Photos by Tequila Minsky Jazz virtuoso David Amram spoke at the San Remo plaque dedication ceremony, as Andrew Berman, left, and Phil Hartman, right, listened.
Photos by Tequila Minsky
Jazz virtuoso David Amram spoke at the San Remo plaque dedication ceremony, as Andrew Berman, left, and Phil Hartman, right, listened.

BY TEQUILA MINSKY  |  From 1925 to 1967, the San Remo bar and restaurant ran the length of the building at the northwest corner of Bleecker and MacDougal Sts. and was a hangout for the most creative Village folks of the day, a who’s who of the Beat generation.

The San Remo’s heyday was from the 1940s to the early ’60s, when literary, musical and visual artists mingled with each other along with regular folk who found their way to this intellectual hub.

An Italian restaurant is now located where the restaurant part of San Remo was and a coffee shop today is where its cafe / bar used to be.

On Monday, a new plaque was unveiled on the MacDougal side, commemorating the venue’s significance to the Village and to its era.

It reads: “In its post-war heyday, the San Remo was a meeting place for an unparalleled array of figures from the Beat movement, the New York School of poets and painters, and The Living Theatre. Regulars included Allen Ginsberg, Dylan Thomas, Jack Kerouac, William S. Burroughs, Miles Davis, Frank O’Hara, Judith Malina, Jackson Pollock, James Baldwin and Gore Vidal, several of whom first met there. Many of them immortalized the San Remo in their writings. These literary and artistic icons became the voices of their generation, and their impact still resonates today. The San Remo became a place for cross-pollination, where the artists — some meeting for the first time — influenced each other often leading to collaborations.”

The San Remo was opened by Italian immigrants the Santini family — and run by at least two generations of the family. It was a typical Italian restaurant: pressed-tin ceilings, black-and-white tile floors, wooden-bench booths, and they served expresso.

But it went way beyond that, added Andrew Berman, executive director of the Greenwich Village Society for Historic Preservation, who presided over the unveiling ceremony.

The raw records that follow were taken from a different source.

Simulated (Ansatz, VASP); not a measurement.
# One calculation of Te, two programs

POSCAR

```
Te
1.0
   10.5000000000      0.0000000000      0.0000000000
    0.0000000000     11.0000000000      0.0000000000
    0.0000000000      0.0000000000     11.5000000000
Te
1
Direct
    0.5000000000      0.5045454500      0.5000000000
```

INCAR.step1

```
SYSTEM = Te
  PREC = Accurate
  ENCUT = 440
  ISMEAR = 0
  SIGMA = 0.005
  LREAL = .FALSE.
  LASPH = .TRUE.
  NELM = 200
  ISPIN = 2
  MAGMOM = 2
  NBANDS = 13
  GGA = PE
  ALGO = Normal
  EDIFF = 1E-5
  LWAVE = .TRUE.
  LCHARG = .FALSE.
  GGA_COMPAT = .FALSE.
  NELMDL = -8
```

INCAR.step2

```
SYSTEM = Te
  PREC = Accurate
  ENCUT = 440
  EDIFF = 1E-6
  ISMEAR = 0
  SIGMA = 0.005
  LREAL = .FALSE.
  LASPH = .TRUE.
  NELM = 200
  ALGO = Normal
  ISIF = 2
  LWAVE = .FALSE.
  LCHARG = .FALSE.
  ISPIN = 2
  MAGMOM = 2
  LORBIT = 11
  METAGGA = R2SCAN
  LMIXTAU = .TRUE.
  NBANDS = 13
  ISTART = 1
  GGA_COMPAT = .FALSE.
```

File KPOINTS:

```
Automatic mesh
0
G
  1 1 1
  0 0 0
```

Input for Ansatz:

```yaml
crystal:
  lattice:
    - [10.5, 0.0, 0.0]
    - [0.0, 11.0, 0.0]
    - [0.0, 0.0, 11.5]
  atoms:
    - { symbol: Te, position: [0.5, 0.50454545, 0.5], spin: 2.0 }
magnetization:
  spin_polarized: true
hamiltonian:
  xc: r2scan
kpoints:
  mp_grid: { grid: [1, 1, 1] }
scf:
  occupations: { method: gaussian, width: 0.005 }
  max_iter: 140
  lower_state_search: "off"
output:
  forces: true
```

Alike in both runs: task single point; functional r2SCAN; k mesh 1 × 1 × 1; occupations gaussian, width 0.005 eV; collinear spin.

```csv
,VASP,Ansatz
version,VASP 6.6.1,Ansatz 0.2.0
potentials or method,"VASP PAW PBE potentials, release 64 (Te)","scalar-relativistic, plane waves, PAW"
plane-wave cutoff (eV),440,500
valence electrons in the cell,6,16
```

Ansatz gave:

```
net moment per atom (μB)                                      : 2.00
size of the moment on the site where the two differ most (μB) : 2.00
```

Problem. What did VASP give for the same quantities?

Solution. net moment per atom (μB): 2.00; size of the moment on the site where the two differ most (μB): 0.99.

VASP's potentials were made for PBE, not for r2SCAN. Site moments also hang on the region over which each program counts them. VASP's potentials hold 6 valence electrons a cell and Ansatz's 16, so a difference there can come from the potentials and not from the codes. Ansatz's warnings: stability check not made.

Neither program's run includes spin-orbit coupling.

Unveiling the commemorative plaque.
Unveiling the commemorative plaque.

“It was racially integrated,” he said. “Gay and straight people hung out there. It was a place where women could wear jeans,” he added to a few guffaws from the crowd of gray-haired former patrons and Village residents that overflowed from the sidewalk into MacDougal St.

World-renowned jazz musician and composer Dave Amram, a frequent patron of the joint, helped in the celebratory tribute and spoke in the most loving and poetic terms of what the San Remo meant to him.  He recalled how extraordinary a place it was, where anybody could go. There were enormously influential figures, yet the San Remo was accessible to everybody.

“You could get a degree in hanging-out there,” he joked.

The place was memorialized in the 1952 Beat novel “Go” by John Clellon Holmes, and mentioned as the fictionalized “The Mask” in Jack Kerouac’s 1958 “The Subterraneans.”

Phil Hartman of Two Boots Pizza — whose foundation sponsored the plaque, its second, as part of a new G.V.S.H.P. program — read a piece by Delmore Schwartz, the poet and short-story writer.

Santini niece Joan Schechter, who grew up in the building and worked at the San Remo, shared family lore that theirs was “the first espresso machine” in New York.

John Tumminia, president of the board of the building, 93 MacDougal St., expressed how happy he was to be part of this remembrance.

Village resident Mark Sebastian, who co-wrote the lyrics for “Summer in the City” with his brother John, was spotted in the crowd. Also on hand were Soho residents poets Steve Dalachinsky and Yuko Otomo.

Dalachinsky mused how the San Remo, along with a slew of other MacDougal St. cafes and bars, were where “you hung out, wrote and had fun.”

This area of the South Village is under consideration by the city’s Landmarks Preservation Commission as a historic district, and Dalachinsky spoke to the significance of that designation.

“It’s very, very important that that part of history be preserved, unlike when they destroyed the Provincetown Theater, which N.Y.U. did,” he said. “The block should have been landmarked a long time ago.”

Dalachinsky noted that MacDougal between Bleecker and W. Third Sts. and Minetta Lane constituted “our higher-education institution.”

On this beautiful evening, Arlene Gottfried, a photographer who lives at Westbeth, wanted to be part of the moment for the historic plaque unveiling.

“I know that this was a hangout for the people who became known as the Beats,” she said.

After the dedication ceremony, those present noshed on some Two Boots pizza.